The Ruparelia Foundation, a charitable arm of the Ruparelia group has named a new rhino calf Rae Ruparelia.
Last week, Rae was born at Uganda’s Rhino Sanctuary in Nakasongola District bringing the number of rhinos under the care of Rhino Fund Uganda to 34. The calf’s mother is called Uhuru.
Rajiv Ruparelia, a Trustee Ruparelia Foundation and Managing Director Ruparelia Group during the naming ceremony of rhino calf adopted by the foundation at Rhino Fund Uganda sanctuary in Nakasongola district today urged the government of Uganda to incorporate tourism course into Uganda’s education curriculum right from lower classes if the country is to improve its tourism potential locally.

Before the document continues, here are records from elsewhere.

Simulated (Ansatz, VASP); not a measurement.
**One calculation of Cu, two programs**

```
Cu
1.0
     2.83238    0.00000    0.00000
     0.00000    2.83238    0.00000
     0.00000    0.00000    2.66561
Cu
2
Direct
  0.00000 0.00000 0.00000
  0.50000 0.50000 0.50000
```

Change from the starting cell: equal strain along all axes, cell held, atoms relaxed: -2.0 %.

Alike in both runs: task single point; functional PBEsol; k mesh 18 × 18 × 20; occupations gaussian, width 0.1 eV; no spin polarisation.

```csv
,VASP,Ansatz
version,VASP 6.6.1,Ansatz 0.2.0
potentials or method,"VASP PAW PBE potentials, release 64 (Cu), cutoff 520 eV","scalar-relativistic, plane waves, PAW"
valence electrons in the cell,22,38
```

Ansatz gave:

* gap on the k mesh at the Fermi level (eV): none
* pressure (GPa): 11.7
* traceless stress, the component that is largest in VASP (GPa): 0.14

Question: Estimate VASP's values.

Tycoon Rajiv said that there is a need for the next generation to learn and value the national parks and other protected national sites for the benefit of the country and the people of Uganda through earning livelihood.
He added that starting next year, Ruparelia foundation will embark on networking Uganda’s tourism assets to the international community with the view of making the country a hotspot for tourism destination globally.
The businessman also revealed that the Foundation has been able to pay USD 5000 (Approx. Shs 18m) to Ziwa Rhino sanctuary to acquire naming rights for the baby rhino it named after Rae Ruparelia.
Angie Genade the Executive Director Rhino Fund Uganda said the fund is grateful for the Ruparelia foundation for partnering and naming the baby rhino.
Genade added that she wants the partnership to grow and Ruparelia Foundation to become the ambassadors of the rhino program.
Rhino Fund Uganda was formed as a non-governmental organisation (NGO) in 1997 to repopulate Uganda with wild rhinos in the future. Both rhinoceros breeds, black and white, are globally endangered.
Rhinos were declared extinct in Uganda in 1983 and the fund’s aim is to return them to the Ugandan wild through their breeding and return programme.
Rhinos were brought in from Kenya and the Disney Animal Kingdom in the USA with the first successful birth in 2009 named Obama.
The sanctuary has been surviving from tourism as it has on-foot rhino trekking and other activities like bird watching as well as donations.
However, they were hit hard during the lockdown have been surviving on donation with the Ruparelia Foundation’s offer to remain the baby rhino coming in handy to run the 7,000-hectare facility.
The Ruparelia Foundation, the charity arm of the Ruparelia Group, founded by tycoon Sudhir Ruparelia has made several donations towards health care, education, sport, faith and wildlife conservation.
Earlier this week, the foundation gifted over 5000 Christmas hampers to various orphanages across the region including notably the Eseza Foundation, Islamic Foundation and Angel Center among others.
The goodies were handed over by Jerely Fernandez on behalf of Ruparelia Foundation.
The Foundation also supports the Ngamba Island Chimpanzee Sanctuary and in 2018, they “adopted” a baby chimp and named it Ruparelia as the facility made 20 years.